Our national nightmare is finally over. With emphasis on “night.”
Because daylight saving time is back and should be permanent! The pro-darkness fanatics would prefer to keep me quiet, but I won’t back down.
This issue is too important!
The 18-week period of darkness we just finished (why is it called “standard” time, when it makes up just 34 percent of the year?) should really be called “daylight wasting time.” Because that’s what it does – it takes sunlight that should be used in the early evening and moves it to the morning, when we don’t really need it. Who would rather have it light at 6:30 a.m. when it could be light at 6:30 p.m.? Nobody.

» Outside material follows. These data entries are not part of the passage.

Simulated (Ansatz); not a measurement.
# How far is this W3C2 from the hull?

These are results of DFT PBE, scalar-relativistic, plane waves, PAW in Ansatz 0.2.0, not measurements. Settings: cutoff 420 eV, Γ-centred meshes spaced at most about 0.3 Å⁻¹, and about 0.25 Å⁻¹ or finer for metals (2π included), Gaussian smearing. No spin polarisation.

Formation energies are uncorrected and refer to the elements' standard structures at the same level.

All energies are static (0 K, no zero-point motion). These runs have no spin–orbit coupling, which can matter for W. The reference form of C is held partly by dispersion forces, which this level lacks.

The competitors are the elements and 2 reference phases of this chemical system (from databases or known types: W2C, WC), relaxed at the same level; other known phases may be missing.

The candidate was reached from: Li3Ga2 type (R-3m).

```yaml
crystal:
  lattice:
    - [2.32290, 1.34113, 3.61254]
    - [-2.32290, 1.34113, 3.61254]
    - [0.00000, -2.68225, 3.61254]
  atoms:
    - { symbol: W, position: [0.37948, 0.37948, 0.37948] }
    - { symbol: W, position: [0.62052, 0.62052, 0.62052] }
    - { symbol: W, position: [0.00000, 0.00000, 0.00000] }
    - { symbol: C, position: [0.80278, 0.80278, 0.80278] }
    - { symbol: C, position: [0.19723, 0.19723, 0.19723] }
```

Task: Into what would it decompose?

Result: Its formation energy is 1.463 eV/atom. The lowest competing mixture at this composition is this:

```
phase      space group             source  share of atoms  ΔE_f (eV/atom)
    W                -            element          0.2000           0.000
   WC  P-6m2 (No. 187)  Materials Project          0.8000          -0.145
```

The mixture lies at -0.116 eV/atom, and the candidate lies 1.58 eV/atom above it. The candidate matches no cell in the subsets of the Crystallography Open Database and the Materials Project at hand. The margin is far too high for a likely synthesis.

I believe the government has no business making a decision that steals time from me – or at least daylight. Since we just ended a 126-day stretch of wasting daylight, I believe I’m owed 126 hours of sunlight by our leaders. That’s right – five days and six hours of sunlight that somehow was misspent in the morning hours. I expect them to find a way to make it right. I’m willing to take money if that’s all they can do.
As long as they get rid of the “standard time” hokum forever.
This isn’t a new argument, by the way. I’ve made this argument before. Over and over and over. (A quick check shows that I mentioned it in 2013, twice in 2012, 2011, 2010, 2007, 2006, twice in 2005 . . . Seriously. You think it’s easy to come up with column topics? It’s not . . . unless you recycle them.)
That we deliberately manipulate our clocks in November to make it get dark earlier at night makes no sense to me – we compound our depression that comes with winter by making it gloomy and dark at 4:30 p.m. It’s almost like anti-depressant manufacturers paid off the government and are using daylight wasting time to move more of their product.
I just floated a conspiracy theory that includes the makers of antidepressants and our government leaders. Seems crazy . . . but WHAT IF IT’S TRUE?!?
I know the silly arguments that the pro-darkness people make: that “studies show” that we use more energy during daylight saving time, that it wasn’t widely introduced in the United States until the 1970s, that they love to take their antidepressants from the second week of November until the second week of March.
The energy claim is false. Trust me. I read that on the Internet.
The “we didn’t really use it until the 1970s” argument is specious. We also didn’t use roll-on deodorant or microwave ovens until the 1970s and do you want to go back to how it used to be? Forget about it.
Besides, the idea of daylight saving time goes back to Benjamin Franklin, who also is a Founding Father. You don’t like daylight saving time? You don’t like America. There. I said it.
So let’s celebrate that our clocks are back to what they’re supposed to be. I stand by that: Centuries ago, man randomly assigned times to the day – “noon,” “midnight,” “2 p.m.” and “8:15 a.m.,” for instance. When he did that, he was off by an hour – a mistake that remained until President Ford corrected it in his infinite wisdom in 1974. Three decades later, George W. Bush expanded it to the current 34 weeks a year. Now it’s time to make it year-round.
No more daylight wasting time.
Because I love America. And I want my 126 hours back.
Let’s quit wasting daylight. Let’s stop messing with our clocks. And let’s shut down Big Darkness, the anti-daylight saving time lobby.
Although that will steal an annual column idea – or two – from me.